Tulalip Tribes Chairman Sheldon sees bright future

  • Thu May 27th, 2010 11:52am

By Kurt Batdorf Snohomish County Business Journal

TULALIP — Mel Sheldon is bullish on the future of Quil Ceda Village and the Tulalip Resort.

While the economy continues to struggle and other tribal casinos are in financial trouble, the Tulalip Tribes took steps in 2009 to revise revenue estimates downward and cut expenses. Sheldon told members of the Greater Marysville Tulalip Chamber of Commerce at a meeting April 30 that those efforts are now paying off.

“It proved to be the right decision,” he said.

The tribe knows it’s in the same economic boat as its neighbors in Marysville, Everett, Snohomish County and Washington state, Sheldon said. Tribal revenue is down $2 million from a year ago. That’s why they’ve concentrated on keeping as many of their purchases as possible in the local economy.

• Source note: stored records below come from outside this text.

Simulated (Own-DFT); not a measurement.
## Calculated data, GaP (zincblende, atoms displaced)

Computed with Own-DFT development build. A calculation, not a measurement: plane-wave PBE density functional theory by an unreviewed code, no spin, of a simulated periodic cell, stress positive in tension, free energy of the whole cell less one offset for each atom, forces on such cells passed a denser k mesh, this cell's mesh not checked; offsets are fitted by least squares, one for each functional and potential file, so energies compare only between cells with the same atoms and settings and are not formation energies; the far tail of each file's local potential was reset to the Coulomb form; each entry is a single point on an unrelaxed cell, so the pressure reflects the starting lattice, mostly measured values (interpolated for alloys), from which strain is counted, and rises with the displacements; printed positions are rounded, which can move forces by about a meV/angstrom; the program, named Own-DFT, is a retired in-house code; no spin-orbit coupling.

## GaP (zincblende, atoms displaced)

The local focus has helped preserve the roughly 4,000 jobs in Quil Ceda Village businesses, the casino, hotel and outlet mall stores. Sheldon said Tulalip Enterprises’ payroll accounts for $120 million in salaries and $178 million in purchases of utilities, food, vehicles and construction materials.

“The majority of that money stayed local,” he said.

He said the tribe has made no secret of its finances or tried to hide from its members the effect of the recession, but the board is still pressing ahead with benefits and projects. Those include 60 homes nearing completion, the new administration center with consolidated offices and services, and plans for the tribal heritage museum.

With the casino holding its own with steady gaming business, the Tulalip Tribes Board of Directors has continued to look at all other promising business opportunities that could broaden their income base. While the recession has forced many businesses to put expansion plans on hold, the Tulalip board is close to a deal with a restaurant “that features a martini condiment,” Sheldon said coyly.

All the recession-induced belt-tightening and budget adjustments have made the tribe a leaner, healthier organization, poised for even stronger growth once the economy recovers, Sheldon said.